Take

Surfaces

I have been lucky enough so far to avoid doing screen sharing and streaming, but I've been in meetings where other people are doing it and I've seen plenty of streamed videos on all subjects where something is demoed, and it is astonishing to me how much effort is put into moving stuff around the screen, and how the thing you want to show is always locked into what a window shows.

For example: The .NET Community Standups have regressed tremendously even as they got a professional studio with its own technology staff, but it still comes down to sharing a big dumb thing with floating buttons that no one who's watching actually cares about in the way of the person. And this is just what one of the biggest company in the world, in control of its own OS and several video conferencing solutions can muster.

There is a big need for a new user-visible, user-manipulable primitive on the OS level: surfaces that an application can project. Skype or Slack or Zoom or Discord should be able to have a separate surface for just the video, laid out and with no UI, and a surface that's just the chat, and you should be able to go into your streaming software and grant the 75 OS-level mother-may-I permissions and say: I want the chat from Discord, the video from Skype, my own webcam in this corner and this window from this game or application.
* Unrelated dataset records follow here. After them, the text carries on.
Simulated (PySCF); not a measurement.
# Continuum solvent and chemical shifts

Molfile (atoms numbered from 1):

All those things would be latently available, would render directly into some buffer when needed, would be easy to add support for and would cost nothing when not used. The word surface comes from many similar concepts, including IOSurface on Apple platforms where it would most certainly be used to implement this, but the thing I'm proposing is something concrete and user-level. People who care about streaming would know that a surface is available, could hook up and preview any surface from any app (subject to completion of the obligatory round of permission Twister), and would know to ask application authors to add support for them.

Answers to presumptive questions:

  • Doesn't this exist? For all I know, this does exist in some form, but since I've never heard about it as an application developer, and never heard of any video conferencing applications implementing something like it (but making enormous hacky workarounds for call recording to work), it effectively isn't what it could be.

  • Since OBS plugins and overlays exist, isn't this superfluous? OBS plugins and overlays exist and are great in-so-far that people can tweak and add in what they want and they shouldn't go away, but it's not this, since it's not open-ended. Application A can't say "I've got views A, B and C if anyone is interested" and application B can't say "I'll take view B and C" without application A and application B having engaged in some form of blood pact beforehand.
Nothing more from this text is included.